Good Hope approves zoning codes for manufactured homes

Published 8:23 pm Monday, December 28, 2020

GOOD HOPE — The Good Hope City Council passed an ordinance Monday night to amend the city’s zoning codes to limit the installation of mobile homes and manufactured homes inside the city limits. 

After holding the first reading of the ordinance at its meeting on Dec. 14, the council passed the ordinance after holding a second reading and having no one from the public speak for or against it.

Email newsletter signup

Under the amendment to the ordinance, new manufactured homes can only be installed in the city’s existing manufactured home parks or installed as a replacement for manufactured homes that are already in the city. Any new manufactured homes in the city will also be required to be no more that 15 years old.

Anyone already living in a manufactured home is grandfathered in to the amendment, and if they wish to replace theirs with a newer model, that will be allowed as long as they follow the new procedures set out in the amended ordinance. However, installing a manufactured home on an individual basis will no longer be allowed in the city.

The amendment also sets new criteria for any new manufactured home parks that may be built inside the city, but Good Hope Mayor Jerry Bartlett clarified that the new criteria will only apply to new parks and not the two manufactured home parks that are already in the city. 

If either of those two parks decides to expand, the new criteria set in the amended zoning ordinance will apply, he said. 

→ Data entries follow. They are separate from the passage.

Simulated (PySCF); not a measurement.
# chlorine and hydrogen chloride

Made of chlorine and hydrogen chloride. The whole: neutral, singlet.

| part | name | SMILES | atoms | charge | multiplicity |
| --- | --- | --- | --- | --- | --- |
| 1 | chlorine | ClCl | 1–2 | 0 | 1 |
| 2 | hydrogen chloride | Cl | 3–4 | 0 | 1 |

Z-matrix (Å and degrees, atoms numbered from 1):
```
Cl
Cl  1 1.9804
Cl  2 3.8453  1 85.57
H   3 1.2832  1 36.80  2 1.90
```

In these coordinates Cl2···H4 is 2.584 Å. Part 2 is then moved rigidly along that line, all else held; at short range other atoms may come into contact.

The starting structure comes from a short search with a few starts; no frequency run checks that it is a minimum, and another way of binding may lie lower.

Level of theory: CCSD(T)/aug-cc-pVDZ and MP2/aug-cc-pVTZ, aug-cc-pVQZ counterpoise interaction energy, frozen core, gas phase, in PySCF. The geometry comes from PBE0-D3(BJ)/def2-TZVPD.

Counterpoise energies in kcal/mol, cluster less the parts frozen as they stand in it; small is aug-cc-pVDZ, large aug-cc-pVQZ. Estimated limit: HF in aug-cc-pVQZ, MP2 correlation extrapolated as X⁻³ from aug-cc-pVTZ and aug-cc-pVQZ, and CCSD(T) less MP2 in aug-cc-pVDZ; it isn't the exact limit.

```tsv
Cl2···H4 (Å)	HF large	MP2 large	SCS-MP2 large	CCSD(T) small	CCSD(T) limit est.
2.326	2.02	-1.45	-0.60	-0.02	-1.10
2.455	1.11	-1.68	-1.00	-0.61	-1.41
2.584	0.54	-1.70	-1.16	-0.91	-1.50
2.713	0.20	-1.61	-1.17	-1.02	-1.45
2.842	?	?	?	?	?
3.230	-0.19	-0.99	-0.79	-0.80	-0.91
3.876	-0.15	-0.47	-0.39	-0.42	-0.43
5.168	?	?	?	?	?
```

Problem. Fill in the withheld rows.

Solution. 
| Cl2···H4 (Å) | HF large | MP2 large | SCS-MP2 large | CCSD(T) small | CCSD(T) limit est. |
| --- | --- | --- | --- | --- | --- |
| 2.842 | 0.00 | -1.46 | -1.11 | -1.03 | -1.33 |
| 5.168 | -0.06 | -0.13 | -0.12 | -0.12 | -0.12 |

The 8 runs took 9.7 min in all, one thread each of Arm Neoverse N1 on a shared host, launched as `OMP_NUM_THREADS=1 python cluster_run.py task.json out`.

Bartlett said the city previously considered the installation of individual manufactured homes with a public hearing of the Board of Adjustments, and some of those meetings have involved neighbors who have argued and fought with each other when one wanted to put a manufactured home on their land and their neighbor opposed it. 

He said the amendment to the zoning ordinance is meant to alleviate some of the pressure on the board and hopefully prevent neighbors from arguing as they have in the past. 

“Our five guys on the Board of Adjustments have went through some really hard-fought meetings where people got their feelings hurt, and they’re neighbors,” he said after the council’s Dec. 14 meeting. “I just hated to see that, and I think this is fair.”

Bartlett said the amended ordinance will also hopefully let the city maximize the use of the property within the city. 

There are developers who want to build subdivisions or new businesses in the city, and there is a limited amount of space around Good Hope’s two interstate exits, so this will help ensure that the land is put to a good use, he said.

“We just want to do the best we can with what little bit we’ve got,” he said.